From: Faiyaz Ahmed <faiyaza@cs.princeton.edu>
Date: Mon, 11 Aug 2008 18:34:45 +0000 (+0000)
Subject: NM has a worker thread for every sliver ever to exist on the node.  Each thread works... 
X-Git-Tag: NodeManager-1.8-0~17
X-Git-Url: http://git.onelab.eu/?a=commitdiff_plain;h=c2ce4bf43f46ab89a72f8811caa10989e57ce967;p=nodemanager.git

NM has a worker thread for every sliver ever to exist on the node.  Each thread works off of a queue where the database adds a state from the statemachine to execute.  To keep from spawning upwards of 300 worker processes during start(), a cummulative global delay is incremented (by 2) for every sliver known to the db.  After the delay, start() is run.  But, it's possible for the delay to grow without bound when NM is resynced to PLC and the db adds previously added states to the queue and causing the cumm start delay to be incremented once again.  This patch keeps the queue from growing beyond the 4 known states.  Any other additions are likely repeates and don't need to be added again.  This is a bandaid;  really we should keep a table of what exists in the queue and keep from readding while also bounding the delay to some maximum over the number of slivers present on the node.
---

diff --git a/accounts.py b/accounts.py
index 3065408..1fd264f 100644
--- a/accounts.py
+++ b/accounts.py
@@ -111,14 +111,14 @@ class Worker:
         # task list
         # outsiders request operations by putting (fn, args...) tuples on _q
         # the worker thread (created below) will perform these operations in order
-        self._q = Queue.Queue()
+        self._q = Queue.Queue(maxsize=4) # keep from overflowing and backing up.

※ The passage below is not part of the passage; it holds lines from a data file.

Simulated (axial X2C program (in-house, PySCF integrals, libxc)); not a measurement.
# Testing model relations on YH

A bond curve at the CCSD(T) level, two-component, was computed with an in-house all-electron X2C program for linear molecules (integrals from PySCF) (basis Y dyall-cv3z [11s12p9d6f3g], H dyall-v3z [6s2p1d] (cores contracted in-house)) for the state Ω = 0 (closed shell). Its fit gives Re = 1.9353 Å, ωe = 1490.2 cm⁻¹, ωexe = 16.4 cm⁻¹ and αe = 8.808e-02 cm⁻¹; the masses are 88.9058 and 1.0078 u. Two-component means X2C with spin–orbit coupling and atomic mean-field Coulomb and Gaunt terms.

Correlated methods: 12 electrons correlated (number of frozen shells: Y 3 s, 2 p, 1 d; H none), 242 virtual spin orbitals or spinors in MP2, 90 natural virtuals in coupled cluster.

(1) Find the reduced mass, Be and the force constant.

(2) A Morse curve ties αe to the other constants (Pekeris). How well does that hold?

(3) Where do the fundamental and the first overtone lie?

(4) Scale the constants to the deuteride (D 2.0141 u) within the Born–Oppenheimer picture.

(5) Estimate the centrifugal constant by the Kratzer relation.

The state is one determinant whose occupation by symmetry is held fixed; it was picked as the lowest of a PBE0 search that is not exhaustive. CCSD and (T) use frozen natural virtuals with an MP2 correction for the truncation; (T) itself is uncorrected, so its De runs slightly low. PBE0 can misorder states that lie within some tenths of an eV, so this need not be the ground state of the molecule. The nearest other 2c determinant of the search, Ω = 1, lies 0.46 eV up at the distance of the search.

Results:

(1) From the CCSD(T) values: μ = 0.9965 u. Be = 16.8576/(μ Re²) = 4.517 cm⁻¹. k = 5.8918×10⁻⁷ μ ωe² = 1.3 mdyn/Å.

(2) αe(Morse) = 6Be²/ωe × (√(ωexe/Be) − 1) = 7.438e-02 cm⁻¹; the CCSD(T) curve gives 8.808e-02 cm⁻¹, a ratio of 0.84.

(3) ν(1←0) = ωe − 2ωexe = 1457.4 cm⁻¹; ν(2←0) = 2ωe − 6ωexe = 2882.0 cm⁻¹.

         tools.as_daemon_thread(self._run)
 
     def ensure_created(self, rec):
         """Cause the account specified by <rec> to exist if it doesn't already."""
         if rec.has_key('name'):
             logger.verbose('Worker.ensure_created with name=%s'%rec['name'])
-        self._q.put((self._ensure_created, rec.copy(), Startingup))
+        self._enqueue((self._ensure_created, rec.copy(), Startingup))
         logger.verbose('Worker queue has %d item(s)'%self._q.qsize())
 
     def _ensure_created(self, rec, startingup):
@@ -141,13 +141,13 @@ class Worker:
         elif next_class != curr_class or self._acct.initscriptchanged:
             self._acct.start()
 
-    def ensure_destroyed(self): self._q.put((self._ensure_destroyed,))
+    def ensure_destroyed(self): self._enqueue((self._ensure_destroyed,))
     def _ensure_destroyed(self): self._destroy(self._get_class())
 
-    def start(self, delay=0): self._q.put((self._start, delay))
+    def start(self, delay=0): self._enqueue((self._start, delay))
     def _start(self, d): self._acct.start(delay=d)
 
-    def stop(self): self._q.put((self._stop,))
+    def stop(self): self._enqueue((self._stop,))
     def _stop(self): self._acct.stop()
 
     def is_running(self): 
@@ -179,3 +179,7 @@ class Worker:
                 cmd[0](*cmd[1:])
             except:
                 logger.log_exc(self.name)
+
+    def _enqueue(self, cmds):
+        try: self._q.put_nowait(cmds)
+        except Queue.Full:  logger.log("%s Worker queue full." % self.name)